Deplatforming and the public square
Wouldn’t I love to be invited to address the faculty of Harvard, the UN General Assembly, the joint houses of Congress? Imagine what that would do for my blog traffic. I’d even have to create a special section in my CV: “August Bodies Addressed.”
That sort of thinking is what makes “deplatforming” necessary in the first place. It is not, I think, primarily a matter of policing what ideas are discussed in the public square, or even about protecting college students from being triggered by unpleasant ideas. The objection is to conferring legitimacy on speakers whom people associated with the venue do not wish to confer legitimacy.
I’m not sure that’s an inappropriate end. Let’s suppose that there’s a speaker touring the country with the lecture, “The Final Solution: Lessons Learned and Possibilities for the Future.” I don’t want that speaker advertising his address with, “Mr. So-and-So has previously addressed the faculty of Harvard, the UN General Assembly, the joint houses of Congress.”
I also don’t want the speaker’s speech to be surpressed. Part of that is based on an American impulse toward freedom, but part of it is based on the conviction that ideas need not be frightening if we take the time to educate ourselves. The more horrifying the idea, the more important is for each of us to be able to explain from first principles why the idea must be rejected.
But here is my conclusion about deplatforming:
If being hosted by a by a venue confers prestige upon the speaker, then that venue ceases to be part of the marketplace of ideas.
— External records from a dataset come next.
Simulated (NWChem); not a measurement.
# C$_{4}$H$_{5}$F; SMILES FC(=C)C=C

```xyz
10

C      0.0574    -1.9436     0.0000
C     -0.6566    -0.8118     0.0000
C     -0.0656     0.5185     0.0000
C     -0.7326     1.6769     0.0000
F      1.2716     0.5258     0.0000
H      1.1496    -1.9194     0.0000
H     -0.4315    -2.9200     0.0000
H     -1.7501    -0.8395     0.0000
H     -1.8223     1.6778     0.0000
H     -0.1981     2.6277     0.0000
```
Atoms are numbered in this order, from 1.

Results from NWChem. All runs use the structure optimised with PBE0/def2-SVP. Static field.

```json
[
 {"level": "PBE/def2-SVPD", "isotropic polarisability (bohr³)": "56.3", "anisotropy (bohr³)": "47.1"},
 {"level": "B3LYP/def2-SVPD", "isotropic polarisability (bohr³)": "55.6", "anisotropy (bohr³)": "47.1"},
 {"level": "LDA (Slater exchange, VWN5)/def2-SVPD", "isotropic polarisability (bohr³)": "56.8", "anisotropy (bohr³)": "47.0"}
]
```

The mistake that people make in criticizing deplatforming and cancel culture is to assume that these prestigious venues should have been expected to be part of the marketplace of ideas in the first place. Academia is nothing if not a carefully curated set of ideas. I intend no criticism: I wouldn’t attend an academic conference that accepted papers uncritically. But let’s acknowledge the reality.
But debate is not about status. Free inquiry cannot be saddled with the requirement for respectability.